About a year after earning my Master's Degree in English, I applied for a position at a local community college. The Campus Director and I sat down to interview. Mr. Bishop welcomed me to the school, settled into his chair, and asked, "So, who is Dionne?"

I was dumbfounded. Who was I? How do I answer this question?

I looked him straight in the eye and answered, "I don't know."

At the time, I was a daughter, a sister, a girlfriend/fiance. But primarily, I had spent the past two years as a graduate student. I was also a graduate teaching fellow, meaning all my time was taken up with my own homework, or planning my classes and grading my students' writing. And then, I graduated, earning my place in society, and losing sight of who I was at the same time.

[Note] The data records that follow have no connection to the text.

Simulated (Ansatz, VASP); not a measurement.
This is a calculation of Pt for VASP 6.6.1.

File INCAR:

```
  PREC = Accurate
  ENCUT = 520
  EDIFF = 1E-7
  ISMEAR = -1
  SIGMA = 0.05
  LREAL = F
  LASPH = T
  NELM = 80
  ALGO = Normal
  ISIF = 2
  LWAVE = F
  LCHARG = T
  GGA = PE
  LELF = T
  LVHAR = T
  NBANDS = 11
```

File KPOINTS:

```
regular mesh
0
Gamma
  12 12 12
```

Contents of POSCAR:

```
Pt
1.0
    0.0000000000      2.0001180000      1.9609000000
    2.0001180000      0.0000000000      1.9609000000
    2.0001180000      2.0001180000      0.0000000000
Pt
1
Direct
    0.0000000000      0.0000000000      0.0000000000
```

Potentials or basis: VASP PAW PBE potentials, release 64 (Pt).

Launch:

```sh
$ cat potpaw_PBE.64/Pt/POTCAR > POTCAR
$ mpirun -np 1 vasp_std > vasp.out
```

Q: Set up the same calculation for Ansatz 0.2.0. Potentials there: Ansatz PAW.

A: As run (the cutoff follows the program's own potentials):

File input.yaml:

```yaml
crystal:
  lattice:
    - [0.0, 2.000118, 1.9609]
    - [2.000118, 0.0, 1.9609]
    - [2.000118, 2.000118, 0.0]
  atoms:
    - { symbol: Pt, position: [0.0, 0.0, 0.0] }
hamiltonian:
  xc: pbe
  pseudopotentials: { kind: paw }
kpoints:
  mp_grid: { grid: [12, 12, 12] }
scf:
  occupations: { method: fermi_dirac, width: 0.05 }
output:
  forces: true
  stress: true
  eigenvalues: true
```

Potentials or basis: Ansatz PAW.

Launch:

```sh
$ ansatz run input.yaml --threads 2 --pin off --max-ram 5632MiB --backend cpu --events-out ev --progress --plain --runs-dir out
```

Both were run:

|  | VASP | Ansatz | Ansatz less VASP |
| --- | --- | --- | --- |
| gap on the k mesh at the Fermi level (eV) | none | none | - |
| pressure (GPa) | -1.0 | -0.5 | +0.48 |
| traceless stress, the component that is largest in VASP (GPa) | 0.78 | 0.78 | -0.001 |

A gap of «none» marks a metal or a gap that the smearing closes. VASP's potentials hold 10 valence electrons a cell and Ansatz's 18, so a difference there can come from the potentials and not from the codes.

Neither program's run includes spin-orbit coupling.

How often do we have to search to understand who we are? Why does it seem that, as soon as we know who we are, what we stand for and believe in, and what stands we will take for our convictions, we get comfortable and WHAM! something changes and we have to redefine ourselves.

Changes occur constantly, and we expect that big changes will cause us to reexamine our lives. But sometimes it's the small ones, seemingly insignificant, that sneak up on us to the point where we don't even realize why we're feeling disconcerted, disoriented, discombobulated. And then, we have no choice but to dig out that metaphoric magnifying glass. I find that a glass of wine sometimes helps. I find, personally, often, that quiet time helps. But I know myself well enough to understand that as an introvert, I won't ever feel centered or be able to discern what is wrong if I'm perpetually surrounded by people and noise.

Regardless, our efforts to define who we are is never-ending, constantly altering. My most recent shift still has me going in circles at times - balance is still an issue - unrelenting. It probably won't slack off until the school year ends, but then I'll shift again, becoming "merely" a homemaker for the summer. Please note the quotations. But I want to send out a request and a comment - for any of my readers/friends/relatives who find themselves struggling with their identity due to changes big and small - it sometimes helps to talk. I am, by nature, a rather contemplative creature. And though I won't necessarily volunteer to talk with someone - at least not until I've sifted first, I do find it helps to talk. So, if any of you ever feel a need to just vent, spout, vomit your emotions, as a neutral party, I'm here for you.